Office: | United States Ambassador to Switzerland |
President: | Gerald Ford |
Term Start: | April 25, 1975 |
Term End: | July 10, 1975 |
Predecessor: | Shelby Cullom Davis |
Successor: | Nathaniel Davis |
Jr/Sr1: | United States Senator |
State1: | Colorado |
Term Start1: | January 3, 1963 |
Term End1: | January 3, 1975 |
Predecessor1: | John A. Carroll |
Successor1: | Gary Hart |
State2: | Colorado |
Term Start2: | January 3, 1961 |
Term End2: | January 3, 1963 |
Predecessor2: | Byron Johnson |
Successor2: | Donald Brotzman |
Birth Name: | Peter Hoyt Dominick |
Birth Date: | 7 July 1915 |
Birth Place: | Stamford, Connecticut, U.S. |
Death Place: | Hobe Sound, Florida, U.S. |
Resting Place: | Fairmount Cemetery, Denver |
Party: | Republican |
Education: | Yale University (BA, LLB) |
Allegiance: | United States |
Unit: | United States Army Air Corps |
Serviceyears: | 1942–1945 |
Rank: | Captain |
Battles: | World War II |
Peter Hoyt Dominick (July 7, 1915 – March 18, 1981) was an American diplomat, politician and lawyer from Colorado. A member of the Republican Party, he served in the United States Senate from 1963 to 1975. His uncle, Howard Alexander Smith, was a U.S. Senator from New Jersey from 1944 to 1959.

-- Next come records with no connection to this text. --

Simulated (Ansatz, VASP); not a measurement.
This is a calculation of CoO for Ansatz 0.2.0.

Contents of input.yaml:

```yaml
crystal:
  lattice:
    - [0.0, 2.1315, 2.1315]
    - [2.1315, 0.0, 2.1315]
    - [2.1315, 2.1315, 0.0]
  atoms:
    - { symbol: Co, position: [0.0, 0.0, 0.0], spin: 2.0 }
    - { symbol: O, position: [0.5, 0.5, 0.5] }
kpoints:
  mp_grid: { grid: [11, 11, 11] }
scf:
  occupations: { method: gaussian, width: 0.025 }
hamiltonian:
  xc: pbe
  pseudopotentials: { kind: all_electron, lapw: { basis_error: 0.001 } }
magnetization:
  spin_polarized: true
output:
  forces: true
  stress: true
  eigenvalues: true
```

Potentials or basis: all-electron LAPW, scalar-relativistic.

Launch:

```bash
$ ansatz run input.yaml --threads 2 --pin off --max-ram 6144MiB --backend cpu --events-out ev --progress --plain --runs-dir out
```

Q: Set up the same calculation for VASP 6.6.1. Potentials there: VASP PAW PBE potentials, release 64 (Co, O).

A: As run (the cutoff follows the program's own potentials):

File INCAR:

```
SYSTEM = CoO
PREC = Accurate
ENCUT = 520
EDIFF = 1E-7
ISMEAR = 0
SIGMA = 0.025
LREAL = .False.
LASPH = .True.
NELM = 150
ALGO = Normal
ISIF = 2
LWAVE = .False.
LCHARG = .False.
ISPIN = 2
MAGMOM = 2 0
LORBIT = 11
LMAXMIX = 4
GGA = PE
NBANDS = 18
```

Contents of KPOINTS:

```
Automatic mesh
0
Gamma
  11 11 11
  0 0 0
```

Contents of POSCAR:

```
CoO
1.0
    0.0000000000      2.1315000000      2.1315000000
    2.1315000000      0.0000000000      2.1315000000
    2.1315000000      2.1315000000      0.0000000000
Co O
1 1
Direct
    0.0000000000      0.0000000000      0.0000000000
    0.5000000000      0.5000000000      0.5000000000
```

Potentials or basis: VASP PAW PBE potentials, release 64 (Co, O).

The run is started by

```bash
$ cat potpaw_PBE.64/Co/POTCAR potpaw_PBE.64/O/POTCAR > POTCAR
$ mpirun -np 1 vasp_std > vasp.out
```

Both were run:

Born in Stamford, Connecticut on July 7, 1915, Dominick graduated from St. Mark's School in 1933, from Yale University in 1937 as a member of Scroll and Key, and Yale Law School in 1940. He practiced law in New York City with the law firm Carter, Ledyard and Milburn from 1940 until 1942.[1] Dominick then joined the United States Army Air Corps as an aviation cadet at the outset of American fighting in World War II. He served until his separation from military service in 1945, as a captain. He briefly recommenced his legal practice in New York City in 1946, before moving that same year to Denver, Colorado, where he continued to practice law, eventually becoming a founding partner of the law firm Holland & Hart.[2] [3]
Dominick entered politics when he was elected as a Republican to the Colorado House of Representatives, where he served from 1957 to 1961.
In 1960, he made a successful run for the United States House of Representatives, defeating incumbent freshman Democrat Byron L. Johnson, and he abandoned his law career in 1961.
After a single term in the House of Representatives, Dominick was elected to the United States Senate, defeating one-term incumbent Democrat John A. Carroll, 53.6% to 45.6%. He was reelected in 1968 over Stephen L. R. McNichols, a former Governor of Colorado, 58.6% to 41.5%. Dominick voted in favor of the Civil Rights Acts of 1964 and 1968,[4] [5] as well as the Voting Rights Act of 1965 and the confirmation of Thurgood Marshall to the U.S. Supreme Court.[6] [7] Dominick was also a supporter of major environmental legislation, supporting the enactment of the Wilderness Act in 1964, the National Environmental Policy Act in 1969, the Clean Air Act of 1970, the Clean Water Act of 1972, and the Endangered Species Act of 1973.[8]
Senator Dominick served as chairman of the National Republican Senatorial Committee in the 92nd Congress from 1971 to 1973. In a good election year for Democrats, Dominick was defeated for a third term in 1974 by Gary Hart, 57.2% to 39.5%. By then Dominick was suffering from multiple sclerosis.[9]
He also didn't help his case by saying, when asked a question about the value of U.N. Food Programs to certain countries, that Ugandans "would rather eat the people than the food", and by calling Watergate "insignificant."[10]
After leaving the Senate at the end of his term in 1975, he was appointed Ambassador to Switzerland by President Gerald Ford, but served only briefly.
He resided in Cherry Hills Village, Colorado until his death at Hobe Sound, Florida, on March 18, 1981. Senator Dominick's body was interred in Fairmount Cemetery, Denver.
Already a competent pilot, Peter Dominick solicited service with the US Army Air Corps on December 9, 1941. Unbeknownst to his family, Dominick had kept a meticulous journal of the entirety of his service during the war. Chronicling his flying "The Hump", the journal was discovered by his children and published by youngest son, Alexander Dominick, in 2018.[11]